Hunters, of course, sometimes call the wild turkey wily, but you know how hunters are: If it's not nailed down, it's wily.
The current opinion about the noble bird is probably better characterized by Roget's Thesaurus, which has three cross-references for the turkey: It can be found under fowl, food and failure.
Although the turkey has grown in popularity as a source of food, it is significant that not one college or professional team in this sports-crazed land is formally called the Turkeys.
Squads bear names honoring gophers, beavers, hornets, terrapins and even razorback hogs, but not turkeys.
(One of the nicknames of Virginia Polytechnic Institute and State University's football team is the Gobblers, but that dates back to 1912, when someone noticed that the athletes ate enormous quantities of food - very quickly.)
On Thanksgiving Day, the bird is lauded as a symbol of God's bounty. On other days, it is seen more as proof of his sense of humor.
And for this, sad to say, there is some justification.
Turkeys may not really respond to storms by looking up at the rain, opening their mouths and drowning, yet they do often behave in ways that suggest they are not quite college material.
Domestic turkeys, less intellectually gifted than their wild cousins, will sometimes eat enough to strangle themselves. (Savor that irony after a Thanksgiving meal.)
At other times, they will starve while surrounded by food.
When frightened, turkeys tend to stampede into fences or walls with such force that many suffocate.
A final unhappy note: The modern turkey has been so effectively bred for a plump breast and short legs that the male is now too ungainly to copulate. Today, almost all commercial turkeys are artificially inseminated.
The turkey has a history of image problems. While many American Indian tribes ate turkey regularly, some considered the bird stupid and cowardly and avoided its meat for fear of acquiring these traits.
Americans have been "talking turkey" since at least 1830, but the bird may not have achieved epithet status until much later.
By 1873, "turkey" had come to mean an advantage or easy profit. Soon it referred to someone who could be easily duped or caught.
Since the Depression, the designation "turkey" has been applied to more theatrical flops than anyone can remember.
For anyone who believes the turkey has been done a linguistic injustice, there is some bad news: It's only getting worse.
In the past 20 years, "turkey" has returned to vogue.
The revival began as a sarcastic description of white people by blacks, according to the late Stuart Berg Flexner, the author of "Listening to America." Now, it is entrenched as many people's insult of choice.

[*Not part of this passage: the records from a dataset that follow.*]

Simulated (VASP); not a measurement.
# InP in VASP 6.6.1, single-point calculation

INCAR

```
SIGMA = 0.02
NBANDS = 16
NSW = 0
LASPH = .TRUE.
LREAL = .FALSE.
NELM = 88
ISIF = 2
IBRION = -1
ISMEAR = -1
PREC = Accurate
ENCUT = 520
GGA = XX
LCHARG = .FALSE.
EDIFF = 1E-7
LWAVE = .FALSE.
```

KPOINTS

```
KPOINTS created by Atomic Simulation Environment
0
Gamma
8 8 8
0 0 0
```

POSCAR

But why is it that the turkey has emerged as sillier than the goose and more worthy of ridicule than other birdbrained creatures?
Is it that people think the turkey should have figured out by now that November is the cruelest month and done something about it? Or is it esthetics?
"Other birds, like the goose, duck and swan, are much more graceful," Flexner has said. "If you are graceful enough you're not considered stupid."
One thinks of the soaring eagle, naturally, and of how this country might have been changed had Ben Franklin been allowed to choose the national symbol.
Picture the turkey on the Presidential Seal at a press conference or on the desk in the Oval Office.
Then contemplate the U.S. Postal Service, with its own proud eagle for an emblem. Can anyone really imagine a turkey in its place?
Is there perhaps more here than meets even the eagle's eye?
It's yet another thing to chew on this Thanksgiving.